11:08 am January 8, 2017

Hello JudiF,

Were I in your position I would strongly consider the Town and Country (T&C). The T&C does very well against the Sienna in the True Delta reliability comparisons going back to 2010, with the exception of the 2011 and 2013 model years. So far the 2016 T&C is doing better than the '16 Sienna. I've read that the last model year in a production run is usually the most reliable, too. You'd also get the benefit of the factory warranty, which is 3 years/36,000 miles, if you can find one with low miles.

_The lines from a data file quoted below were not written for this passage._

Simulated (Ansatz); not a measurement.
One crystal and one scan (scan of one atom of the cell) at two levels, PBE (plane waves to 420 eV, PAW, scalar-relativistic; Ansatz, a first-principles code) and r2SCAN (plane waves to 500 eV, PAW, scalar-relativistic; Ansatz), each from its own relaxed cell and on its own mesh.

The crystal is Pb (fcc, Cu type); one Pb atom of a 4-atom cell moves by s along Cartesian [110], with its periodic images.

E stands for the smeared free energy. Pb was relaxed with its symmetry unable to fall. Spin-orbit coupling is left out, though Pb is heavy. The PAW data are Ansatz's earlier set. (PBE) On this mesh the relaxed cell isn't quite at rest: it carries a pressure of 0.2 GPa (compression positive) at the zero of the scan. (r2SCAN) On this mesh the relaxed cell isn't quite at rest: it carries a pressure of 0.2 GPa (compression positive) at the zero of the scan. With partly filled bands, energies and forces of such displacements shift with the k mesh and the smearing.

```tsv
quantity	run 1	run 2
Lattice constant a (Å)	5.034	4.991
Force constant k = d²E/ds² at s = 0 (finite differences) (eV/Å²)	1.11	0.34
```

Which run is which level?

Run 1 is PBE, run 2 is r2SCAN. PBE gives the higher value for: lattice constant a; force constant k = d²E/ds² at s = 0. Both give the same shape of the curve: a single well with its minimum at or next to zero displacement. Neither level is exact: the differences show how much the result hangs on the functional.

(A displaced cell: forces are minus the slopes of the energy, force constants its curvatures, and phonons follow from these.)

Otherwise I'd recommend looking at 2006-2009 Siennas with the fewest miles you can find. Starting in 2006, Sienna engines no longer had timing belts - they got timing chains that never need routine replacing, plus a power bump of about 30 horsepower. Not having to do a timing belt will save you about $700-$900 every time they come due, which is at 9 years or 90,000 miles if I remember correctly. The gas mileage didn't go down despite having more power. All of these model years are doing very well on True Delta.
You keep your cars a long time, though, and Toyotas are built for the long haul. The paint and interior materials on my 2005 Sienna still look great despite 12 years and a lot of use. I've been able to delay some routine maintenance, such as spark plugs, with no detrimental effects. I think my van will last at least 20 years, and I plan to keep it for at least that long. I've never been that confident about domestic brand vehicles I've owned in the past.

Good luck and best wishes for a good deal on a van that will serve you reliably and safely for many years!